By Clyde Mooney – editor Australian Hotelier
Releasing its results for FY2013 leading wine producer Australian Vintage (AVL) speaks of a year that was tough, but shows results from ‘strategic action’.
While net profit and sales were down, cost base was also reduced and EBIT up three per cent, with executive chairman Neil McGuigan (pictured) suggesting many of the savings benefits will not become apparent until FY14.
“Despite the difficult trading conditions, the comparatively small 2012 vintage and uncertain economic conditions, we maintained our profit and return to shareholders,” McGuigan stated in this morning’s ASX release.
“Over the last ten years, we have taken strategic action to address the global oversupply and market dynamics by reducing wine stock, buying and building brands, removing costs and dealing with excess production, packaging and winemaking facilities.
“We rebalanced the business to be flexible to meet the short term cyclical challenges but prepared for the upturn in industry conditions that we expect over the long term.
“All other things being equal, these factors, together with the recent weakening of the Australian dollar and our increased brand success, should improve margins and profitability in 2014 on branded product. However, non-branded bulk wine margins could be challenging."
AVL was recently awarded 2013 Winemaker of the Year at the International Wine Challenge, and McGuigan was voted 14th most admired wine brand in the world (Drinks International UK).

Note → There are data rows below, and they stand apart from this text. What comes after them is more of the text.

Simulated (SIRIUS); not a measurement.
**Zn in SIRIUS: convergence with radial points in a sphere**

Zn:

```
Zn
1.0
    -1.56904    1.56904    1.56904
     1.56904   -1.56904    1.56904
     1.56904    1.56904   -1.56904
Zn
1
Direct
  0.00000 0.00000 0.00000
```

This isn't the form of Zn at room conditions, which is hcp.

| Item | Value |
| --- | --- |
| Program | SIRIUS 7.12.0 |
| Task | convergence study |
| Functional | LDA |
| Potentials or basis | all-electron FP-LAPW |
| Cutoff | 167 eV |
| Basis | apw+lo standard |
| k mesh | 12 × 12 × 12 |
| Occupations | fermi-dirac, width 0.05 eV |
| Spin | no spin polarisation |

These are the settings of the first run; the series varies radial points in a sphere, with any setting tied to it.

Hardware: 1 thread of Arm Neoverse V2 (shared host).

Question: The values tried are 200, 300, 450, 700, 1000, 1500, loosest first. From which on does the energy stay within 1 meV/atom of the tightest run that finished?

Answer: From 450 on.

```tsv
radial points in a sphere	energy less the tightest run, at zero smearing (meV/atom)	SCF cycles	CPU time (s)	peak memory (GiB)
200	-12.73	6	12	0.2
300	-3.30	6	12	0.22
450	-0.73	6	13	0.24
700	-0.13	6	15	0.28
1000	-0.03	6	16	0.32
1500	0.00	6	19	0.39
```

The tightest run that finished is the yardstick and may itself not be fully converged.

In the past year the McGuigan brand has grown 10 per cent, the Tempus Two brand by 26 per cent, and the ‘grief-easing’ Nepenthe brand by 18 per cent.
“The business has continued to reduce its cost base while running its core assets hard, and improving the reputation and value of its wines in a tough market and under tough economic conditions,” states AVL chairman, Ian Ferrier.
“The vintage is a credit to Neil McGuigan, his management team and all of the staff of Australian Vintage.”